Blair Levin, who exited as executive director of the Omnibus Broadband Initiative at the U.S. Federal Communications Commission in May to become a fellow at the Aspen Institute, has penned a white paper issued last week by the think tank calling for retasking the Universal Service Fund (USF) from subsidizing basic telephone service in high cost areas to defraying the cost of deploying advanced telecommunications infrastructure.
Specifically, Levin advocates $10 billion in USF funding subsidize infrastructure capable of supporting the FCC's current minimum throughput standard of 4 Mbs down and 1 Mbs up to nearly all premises by 2020. Levin also proposes using USF funding to support "the adoption of broadband by low-income Americans and other non-adopter communities."
Levin's paper is based on some fundamental flaws. Levin has confined his thinking to the investor owned telco paradigm whose market failure is responsible for the inadequate, incomplete and outmoded telecom infrastructure that plagues much of the United States today in rural, quasi rural and metro areas. This infrastructure needs a massive revamping and it won't happen with just $10 billion in USF subsidies. In an interim report on its National Broadband Plan released in September 2008, the FCC estimated it would cost as much as $350 billion to build next generation telecom infrastructure to serve 100 million American homes. Ten billion dollars by comparison would barely make a dent.
This isn't to argue for much larger USF subsidies to telcos. Instead of appropriating $10 billion to subsidize infrastructure that will be obsolete well before 2020, the U.S. should face the fact that incumbent investor owned telcos simply can't afford to deploy the next generation of Internet protocol-based telecommunications infrastructure in a timely manner. The business case just doesn't pencil out. AT&T essentially conceded this point in a Dec. 21, 2009 filing with the FCC, pointing to the "enormous" amount of capital necessary to complete the build out of required infrastructure to ensure all Americans have access to IP-based services just as basic telephone service is nearly universal.
Instead of Levin's failed private market model, the U.S. instead should support policies that treat advanced telecommunications infrastructure as a public infrastructure like roads and highways such as advocated by Andrew Cohill and others. Allowing the private sector to attempt to build this vital infrastructure is economically untenable.
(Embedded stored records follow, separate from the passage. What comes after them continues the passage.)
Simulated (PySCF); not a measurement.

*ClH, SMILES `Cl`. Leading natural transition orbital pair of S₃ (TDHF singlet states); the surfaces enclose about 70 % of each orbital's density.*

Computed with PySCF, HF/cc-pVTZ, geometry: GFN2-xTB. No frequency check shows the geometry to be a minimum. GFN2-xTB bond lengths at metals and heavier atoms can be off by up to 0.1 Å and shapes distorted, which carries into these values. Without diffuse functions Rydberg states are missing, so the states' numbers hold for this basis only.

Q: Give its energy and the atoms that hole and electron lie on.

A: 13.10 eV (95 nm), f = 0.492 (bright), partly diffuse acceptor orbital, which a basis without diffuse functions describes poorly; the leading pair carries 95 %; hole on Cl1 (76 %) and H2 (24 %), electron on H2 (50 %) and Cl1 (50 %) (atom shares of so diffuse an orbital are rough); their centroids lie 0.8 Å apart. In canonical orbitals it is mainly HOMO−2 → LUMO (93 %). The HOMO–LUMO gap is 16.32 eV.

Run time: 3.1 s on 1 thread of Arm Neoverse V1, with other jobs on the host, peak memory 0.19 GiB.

Levin's proposed use of USF monies to support "adoption of broadband by low-income Americans and other non-adopter communities" unfortunately amplifies a cynical canard advanced by legacy telcos and their astroturf groups. The unstated goal is to lower expectations and keep the calendar fixed in 1999 when Americans were just beginning to adopt "broadband" and "high speed" Internet access in personal computing. The Internet protocol-based infrastructure America needs now and in the future isn't just about computers connecting to the Internet for email and viewing web pages. It will support voice, video, teleconferencing, telework, telemedicine and uses that haven't yet been conceived.
2 comments:
Communist.
I'll submit a more civilized comment than the previous poster. I too have been called a communist for espousing similar views. I agree that the incumbents cannot justify to their shareholders to invest in last-mile infrastructure, and that broadband infrastructure is vital to the economy of a city. That is why I support the building of open-access broadband networks via a public/private partnership. A city or governmental entity would finance and own the infrastructure and service providers would purchase access to that infrastructure. In most cases, cities do not have the expertise to build and operate such an infrastructure so private companies would be hired to take on these responsibilities.
Utilizing this model, the government is facilitating the delivery of broadband services by private companies instead of taking over service delivery. I would not go as far as saying that the current model has failed because the incumbents have done the best they can within their financial constraints. we just need a different model.